Amaney A. Jamal

Dean of Princeton School of Public and International Affairs

Amaney A. Jamal is Dean of the Princeton School of Public and International Affairs (SPIA), and a professor of politics and international affairs at Princeton University. She is the former Director of the Mamdouha S. Bobst Center for Peace and Justice and also directs the Workshop on Arab Political Development and the Bobst-American University of Beirut Collaborative Initiative. As demonstrated by her ongoing work, Jamal continues to build and strengthen collaborative relationships with international and local partners.

Jamal’s expertise is centered on democratization and political development of the Arab World. She is an expert on the Middle East and North Africa, mass and political behavior, inequality and economic segregation, Muslim and Arab immigration (US and Europe), gender, race, religion, and class.

She is co-principal of the Arab Barometer Project, which is the longest standing and largest repository of publicly available data on the views of ordinary citizens across the Middle East and North Africa. Her efforts have helped to secure over $4M in grants for this and other projects from the Middle East Partnership Initiative (MEPI), National Science Foundation (NSF), NSF: Time-Sharing Experiments for the Social Sciences, Qatar National Research Fund, United States Institute of Peace, the International Development Research Centre, Carnegie Corporation of New York, and the Luce Foundation.

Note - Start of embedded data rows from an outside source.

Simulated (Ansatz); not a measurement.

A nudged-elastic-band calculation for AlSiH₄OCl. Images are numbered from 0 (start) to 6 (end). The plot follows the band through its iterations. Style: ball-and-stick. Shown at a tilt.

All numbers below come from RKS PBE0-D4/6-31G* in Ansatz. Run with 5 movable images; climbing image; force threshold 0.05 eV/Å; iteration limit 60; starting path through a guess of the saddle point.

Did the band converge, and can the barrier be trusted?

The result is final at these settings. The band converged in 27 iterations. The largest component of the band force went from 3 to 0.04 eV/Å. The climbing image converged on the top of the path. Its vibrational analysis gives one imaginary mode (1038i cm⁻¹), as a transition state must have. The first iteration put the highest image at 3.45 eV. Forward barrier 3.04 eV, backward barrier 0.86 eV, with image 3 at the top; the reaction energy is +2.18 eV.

Jamal has authored several award-winning books and articles that examine effects of democracy in the Arab world. Her work has appeared in the American Journal of Political Science, Journal of Politics, Comparative Political Studies, Journal of Conflict Resolution, Comparative Politics, Perspectives on Politics, and the International Migration Review. Her article “Does Islam Play a Role in Anti-Immigrant Sentiment: An Experimental Approach”, in Social Science Research won the 2016 Louis Wirth Best Article Award from International Migration Section of the American Sociological Association.

In 2006, Jamal was named a Carnegie Scholar, received the prestigious Kuwait Prize in 2019, and in 2021 she was inducted into the American Academy for Arts and Sciences. She holds a PhD from the University of Michigan.